The Web can be a dangerous place: According to the latest annual “Internet Security Threat Report” from Symantec (PDF; registration required), sophisticated attacks such as highly targeted spear-phishing are on the rise, and often aimed at small- to medium-sized businesses that may not be able to afford the advanced IT security of enterprises. (Of course, the past few years have demonstrated that not even enterprises are immune from devastating cyberattacks.)
Symantec has seen advanced attackers do everything from building custom attack software inside a victim’s network, to using stolen email accounts to spear-phish multiple people within the same organization, to hiding malicious code inside vendor updates.
“Five out of every six large companies (2,500+ employees) were targeted with spear-phishing attacks in 2014, a 40 percent increase over the previous year,” the report added. “Small- and medium-sized businesses also saw an uptick, with attacks increasing 26 percent and 30 percent, respectively.” Digital extortion, in which the attacker locks down the victim’s system and refuses access until a ransom is paid, rose 45 percent last year. Vulnerabilities such as Heartbleed and ShellShock made big headlines.
While cyberattacks have grown more sophisticated, observing some basic security protocols can lessen the chances of becoming a victim. Even if a small- to medium-sized business can’t hire a small army of tech pros to defend its systems, it can enact policies such as blocking executable files, installing Web-application firewalls, and modifying network access.
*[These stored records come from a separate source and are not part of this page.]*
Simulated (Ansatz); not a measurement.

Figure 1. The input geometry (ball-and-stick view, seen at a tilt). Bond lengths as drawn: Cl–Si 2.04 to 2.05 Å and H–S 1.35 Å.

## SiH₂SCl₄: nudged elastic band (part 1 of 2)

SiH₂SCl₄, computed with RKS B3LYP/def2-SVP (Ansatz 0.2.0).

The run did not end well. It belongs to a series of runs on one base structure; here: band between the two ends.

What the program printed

For tech pros specializing in security, the rise in cyberattacks will mean no end of business in the near future. According to a 2014 report from Global Knowledge and Penton, the highest-paying certifications include CRISC ($118,253 average annual salary), CISM ($114,844 average salary), and CISA ($112,040 average salary). But with those high salaries and interesting problems will come some significant (and evolving) challenges.